Saturday, August 06, 2005

Review: The Un-Canadians

(Len Scher. The Un-Canadians: True Stories of the Blacklist Era. Toronto: Lester Publishing Limited, 1992.)

Given that the central focus of my current work is premised on my belief that most people, including most people active in movements for social change, are denied adequate opportunity to learn Canada's "history from below," on a certain level I think that almost every one of the books I have been reviewing on this site is something that people should (whatever that means) read. In this instance, however, I think it is actually urgent. Why? Because what The Un-Canadians describes of the Canadian state's dirty deeds from decades gone by is being repeated today with a whole different set of targets.

The Un-Canadians compiles oral histories of individuals who were targeted by the Canadian state and its security services because of their real or imagined connection to the Communist Party of Canada or to anything that a politically unsophisticated RCMP officer might think was kinda sorta vaguely maybe linked to something the CPC might consider getting involved with. If you belonged to the wrong union, subscribed to the wrong publication, hung out with the wrong friends, or sung in the wrong choir (I'm not kidding) you could end up on the list. That might bar you from travel to the United States, get you fired from the National Film Board, get your phone tapped, get you arrested, result in the RCMP leaning on present and prospective employers to fire you or not promote you, or even prevent you from working in your industry of employment ever again. There was no requirement to show you were an actual threat to national security, and even most party members so treated were just ordinary folk yearning after social justice. Many Canadians don't know it happened here, but it did; it was not as public and theatrical as Joseph McCarthy and his ilk in the U.S., perhaps, but we started earlier and were just as vicious.

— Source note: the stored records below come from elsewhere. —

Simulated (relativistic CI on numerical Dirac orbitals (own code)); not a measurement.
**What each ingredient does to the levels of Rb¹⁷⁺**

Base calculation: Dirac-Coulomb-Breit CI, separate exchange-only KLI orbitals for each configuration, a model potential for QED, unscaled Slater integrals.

It is crucial that Canadians understand this history. It is vital that we foster broad appreciation of what the state that governs us has been and is capable of, the ease with which it can resort to arbitrary humiliation, punishment, and even destruction of lives of ordinary people never formally accused of a crime and given no recourse to due process. It is so important because it is happening again. In the wake of 9/11, it is not leftists but West Asian Canadians, South Asian Canadians, Muslim Canadains that face administrative harassment at the hands of the state -- knocks on the door in the middle of the night, interrogation, pressure to spy on friends and family, names on lists shared between Canada and the U.S., slander in newspapers, arbitrary detention with no due process, "rendition" to countries that use torture. Even among the more liberal-minded among us, privilege-based white Canadian trust of the state and distrust of the different and the brown-skinned allows that hint of doubt about this issue to creep in long enough for attention to drift away without acting, without caring, without even really believing anything unjust is happening. But it is happening, and it is terribly unjust.

Please read this book. Hear the words of ordinary Canadians who got screwed over by an arbitrary and authoritarian state, some of whom still feared consequences enough when the book was written to insist on anonymity. And know that it is happening again. When the Canadian state says "Trust us!" in its secret trials and administrative detention of Muslim men and in its harassment of West and South Asian Canadian communities, use this text as one way to be forewarned and forearmed so you can say, "Given what you've done in the past, why should we?"

(To learn more about secret trials in Canada in the 21st century, here is a list of links compiled by the Campaign to Stop Secret Trials in Canada, which provides the basics. This primer in PDF format, used by the Campaign to educate Members of Parliament on the issue, is a good place to start.)

[Edit: For a list of all book reviews on this site, click here.]

4 comments:

ricky said...

Dude,

Thanks for this. So much history, so many people stood up for change, a differing approach and suffered the wrath of "peace order and good government!"

Thanks again.

Scott Neigh said...

Glad you found it useful! 8)

Anonymous said...

R.I.P. Len Scher. A great author and man. Thank you.

Anonymous said...

Len Scher also directed a documentary based on his book.